Being cautious is important. You don’t need to pay down your dent if your return your real estate is more than the cost of debt. Make that calculation before you invest. It’s also a good idea to have a bit of cash cushion. Don’t put yourself in a position where you lack the cash to make payments on your debt. Give yourself a little safety room.
Secure A Downpayment
Investment properties usually need a bigger downpayment on them than owner-occupied properties do. They are also more stringent approval requirements. The amount that you put down on the home that you currently live in won’t work for an investment property. You will likely need a downpayment of at least 20%, given that mortgage insurance isn’t available on rental properties. You might be able to get your downpayment through the bank though, such as with a personal loan.
Find The Right Location
The last thing that you want is to get stuck with a property you’re trying to rent out in an area that is declining rather than stable or getting more popular. A city or area where the population is going up or that has a plan for revitalization underway could be a good potential investment opportunity.
When you’re looking for a profitable rental property, look for somewhere with low property taxes, a good school district, and lots of amenities, such as parks, malls, and restaurants. A neighborhood with low crime rates, good public transport, and a growing job market will give you a bigger pool of potential renters. A service like Offer Pear can help you find the right area.
Should You Buy Or Finance?
Is it better to buy with cash or to finance your investment property? This will depend on your investing goals. Paying cash can help you to generate your positive monthly cash flow. For example, if your rental property costs $100,000 to buy, with rental income, taxes, depreciation, and income tax, a cash buyer could get $9,500 in earnings each year, or a 9.5% annual return on their investment.

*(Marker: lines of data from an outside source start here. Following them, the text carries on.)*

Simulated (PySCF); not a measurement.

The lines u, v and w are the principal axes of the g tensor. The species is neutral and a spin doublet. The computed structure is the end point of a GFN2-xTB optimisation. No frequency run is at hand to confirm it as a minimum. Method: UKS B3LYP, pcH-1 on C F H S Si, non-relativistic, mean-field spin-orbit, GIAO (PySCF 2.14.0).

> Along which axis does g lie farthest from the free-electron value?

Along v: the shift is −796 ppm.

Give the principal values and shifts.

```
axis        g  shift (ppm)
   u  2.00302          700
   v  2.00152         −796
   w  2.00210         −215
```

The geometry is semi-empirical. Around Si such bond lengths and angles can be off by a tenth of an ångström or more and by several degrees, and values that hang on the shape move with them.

On the other hand, financing can give you a greater return. For an investor who puts down 20% on a house, with compounding at 4% on the mortgage, after taking out operating expenses and additional interest, the earnings would be around $5,580 a year. Cash flow is lower, but a 27.9% annual return on a $20,000 investment is higher than the return for the cash buyer.
Beware Of High-Interest Rates
The cost of borrowing money can be cheap, but the interest rate on an investment property is usually higher than a traditional mortgage interest rate. If you do decide to finance your purchase, you need to have a low mortgage payment that won’t eat into your profits too much each month.
Calculate Your Margins
Some firms will buy distressed properties and aim for returns of 5% to 7%, because they need to pay for expenses like staff. As an individual investor, you can set a goal of a 10% return. Estimate your maintenance costs at about 1% of the property value every year. Other costs to factor in include homeowners’ insurance, homeowner’s association fees, property taxes, pest control, landscaping, and maintenance and repair expenses.
Invest In Landlord Insurance
Protect your new investment. As well as homeowners insurance, you should have landlord insurance. This kind of insurance will cover you for things like property damage, lost rental income, and liability protection.
Factor In Unexpected Costs
It’s not only maintenance and upkeep costs that will eat into your rental income. There’s always a potential that emergencies could come up, such as burst pipes destroying the kitchen, or the boiler breaking down on the coldest day of the year. Set aside about 20 – 30% of your rental income for these kinds of emergencies so you have money available to pay for timely repairs.
Avoid A Fixer-Upper
It can be tempting to look for the house that you can at a bargain and flip it into a rental property. However, if this is your first investment, this is a bad idea. Unless you already have a great contractor, who does affordable, quality work, or you can do large-scale home improvements yourself, you will likely spend too much on renovations. Instead, look for a property that is priced below the market and only needs some minor improvements.
Calculate Operating Expenses
Operating expenses on your new property will likely be between 35 and 80% of your gross operating income. If you charge $1500 for rent and your expenses are $600, you have operating expenses of 40%. For an easier calculation, use the 50% rule. If you charge $2000 for rent, expect to pay $1000 of expenses.
Determine Your Return
For every dollar that you invest, think about what your return is on that dollar. Stocks can offer a 7.5% cash-on-cash return, and bonds can payout 4.5%. A 6% return in your first year as a landlord is good, especially as that number should go up after time.
Buy A Low-Cost Home
The more expensive the home you buy, the more your ongoing expenses will be. Some experts suggest starting out with a $150,000 home in a neighborhood that is on the rise. Others advise never buying the nicest or the worst house on the block either.
Know Your Legal Obligations
Rental owners should be familiar with the landlord-tenant laws in their state and the local area. You need to understand your tenant’s rights, and your own obligations on security deposits, lease requirements, eviction rules, and fair housing to avoid legal trouble later on.
Be realistic about your expectations for investing. Rental properties aren’t going to generate a huge monthly profit for you immediately, and choosing the wrong property could be a big mistake. For your first rental property, think about working with a more experienced partner, or renting your own home for a while to test out how good a landlord you would be.